Notice: v1.0 of BoostSRL.jar does not include Approximate Counting, but it is available in the source.
MLN-Boost (Khot et al. 2011) requires counting over satisfied groundings of First-Order Logic formulas (could be partially grounded) given the facts/evidence (ground atoms that are true in the world). This counting operation may occur multiple times both for computing probabilities while learning and during inference.
The vanilla implementation of the software performs this counting in a brute force manner via combinatorial search which is #P-complete. Hence, scaling to large evidence is a significant concern. (Das et. al. 2016) proposed an approach (FACT algorithm) to compute these counts in an approximate fashion via graph databases in order to elevate efficiency without sacrificing performance. Approximate Counting has been integrated into the software for scalability to large datasets.
Approximate counting can be enabled for MLN-Boost by adding a flag to the command-line arguments. There are several other minor additional points that one needs to be aware of while running MLN-Boost with approximate counting.
java -cp BoostSRL.jar edu.wisc.cs.will.Boosting.MLN.RunBoostedMLN -l -train train/ -target (target) -trees 10 -mln -approxCount
There are certain limitations to using the approximate counting module (as discussed in the original paper).

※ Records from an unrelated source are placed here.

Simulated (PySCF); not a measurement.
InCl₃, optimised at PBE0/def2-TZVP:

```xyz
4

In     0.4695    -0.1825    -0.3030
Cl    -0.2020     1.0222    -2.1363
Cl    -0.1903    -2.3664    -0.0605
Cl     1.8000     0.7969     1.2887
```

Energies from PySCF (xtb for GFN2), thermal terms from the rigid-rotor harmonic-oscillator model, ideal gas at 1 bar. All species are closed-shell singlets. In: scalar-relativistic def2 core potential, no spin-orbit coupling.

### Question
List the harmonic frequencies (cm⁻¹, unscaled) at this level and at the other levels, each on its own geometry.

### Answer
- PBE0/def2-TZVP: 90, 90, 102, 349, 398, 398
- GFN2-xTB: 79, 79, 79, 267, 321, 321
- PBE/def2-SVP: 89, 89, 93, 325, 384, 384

- Arity: Presently, the approximation module supports only unary and binary predicates. If that data has predicates of arity greater than two we advise against using approximate counting.
- Delta-size vs. Performance: MLN-Boost works well with approximate counting for data sets of reasonable to large size (> 100 facts). For small datasets it will run without errors but the efficiency gain may not be significant and performance may be worse than the original.
- Khot, T.; Natarajan, S.; Kersting, K.; and Shavlik, J. 2011. Learning markov logic networks via functional gradient boosting. In ICDM.
- Das, M.; Wu, Y.; Khot, T.; Kersting, K.; and Natarajan, S. 2016. Scaling Lifted Probabilistic Inference and Learning Via Graph Databases. In SIAM International Conference on Data Mining (SDM).